For the CPU side of the Project 47 cluster, AMD and Inventec chose the top bin Epyc 7601 processor, which has 32 cores running at 2.2 GHz. (You can see the feeds and speed of the Epyc 7000 series chips here.) The Project 47 nodes were configured with only one processor, and instead of needing PCI-Express switches or NVLink interconnect to fan out to the Radeon Instinct GPUs, these just hooked into the system using PCI-Express 3.0 ports. The single-socket Epyc server has 128 PCI-Express lanes, and each Radeon Instinct MI25 card eats two ports of 16 lanes each, so there is no way to link more than four GPUs to the system because that is 128 lanes. The server nodes were configured with 512 GB of DDR4 memory from Samsung, running at 2.67 GHz, and because there were no spare PCI-Express ports, we presume that the flash SSD drives used in the machines – the capacities were not given – were linked to the GPUs, not the CPUs and that the storage for the operating system and system software hung off of SATA ports on the Epyc server motherboards. This is what we would do. Let’s assume that each Project 47 node had 2 TB of flash on each Radeon Instinct card, because this is what is possible according to AMD.
Across those 20 nodes, then, the machine has a total of 640 “Zen” cores humming along at 2.2 GHz. With four Radeon Instinct cards per server, that is 80 cards for a total of 5,120 stream processors with a total of 327,680 Vega cores. Add all of that GPU compute capacity up, and at 12.3 teraflops at single precision, you actually get 984 teraflops peak, not 1 petaflops, but the Zen cores can do some floating point work, too. The Zen core has two floating point units that are 128 bits wide each and that create four pipes that can do two fused adds and two fused multiplies per cycle at 64-bit double precision. So call it eight floating point operations per clock at single precision peak, and at the 2.7 GHz turbo boost speed, that is 21.6 gigaflops per core; across 640 cores in the Project 47 cluster that works out to 13.8 teraflops peak at FP32. So the cluster, in theory, can do 997.8 teraflops. That is pretty damned close to a petaflops, so we will spot Lisa Su, AMD’s CEO during the company’s transformation, that one on the 1 petaflops claim.

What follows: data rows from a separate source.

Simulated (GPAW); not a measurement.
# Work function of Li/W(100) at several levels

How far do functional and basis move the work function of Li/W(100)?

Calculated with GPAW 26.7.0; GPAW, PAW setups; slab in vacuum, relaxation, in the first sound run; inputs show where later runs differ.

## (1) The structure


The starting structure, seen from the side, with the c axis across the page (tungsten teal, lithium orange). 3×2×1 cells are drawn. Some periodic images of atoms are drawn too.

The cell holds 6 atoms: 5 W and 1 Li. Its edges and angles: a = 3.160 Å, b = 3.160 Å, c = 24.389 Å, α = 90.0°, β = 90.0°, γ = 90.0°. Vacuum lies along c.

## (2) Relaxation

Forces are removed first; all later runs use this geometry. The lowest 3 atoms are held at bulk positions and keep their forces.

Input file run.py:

That said, the performance on double precision is pretty thin: About 68.4 teraflops. So this is not going to be a very good machine for FP64 work. But it was not designed for that work, and it is very good at what AMD intended it to be good at, which is for remote virtual workstations, render farms, HPC simulations where single precision works (life sciences, seismic analysis, and signal processing are key workloads here), and half precision machine learning training. There is also the possibility of doing 8-bit operations in the new Vega cores, which may prove useful in machine learning and other workloads.
All of the nodes were equipped with 100 Gb/sec ConnectX-5 InfiniBand adapters, and the nodes were linked to one another in a cluster using a 100 Gb/sec Switch-IB InfiniBand switch, both of which come from Mellanox Technologies.
Add it all up and the Project 47 system delivers 30 gigaflops per watt of power efficiency, according to Su, and if you work that backwards, that means the Epyc-Radeon Instinct rack built by Inventec burned about 33.3 kilowatts of juice. That is about as much as you can expect an air-cooled system to cram into a rack and not melt.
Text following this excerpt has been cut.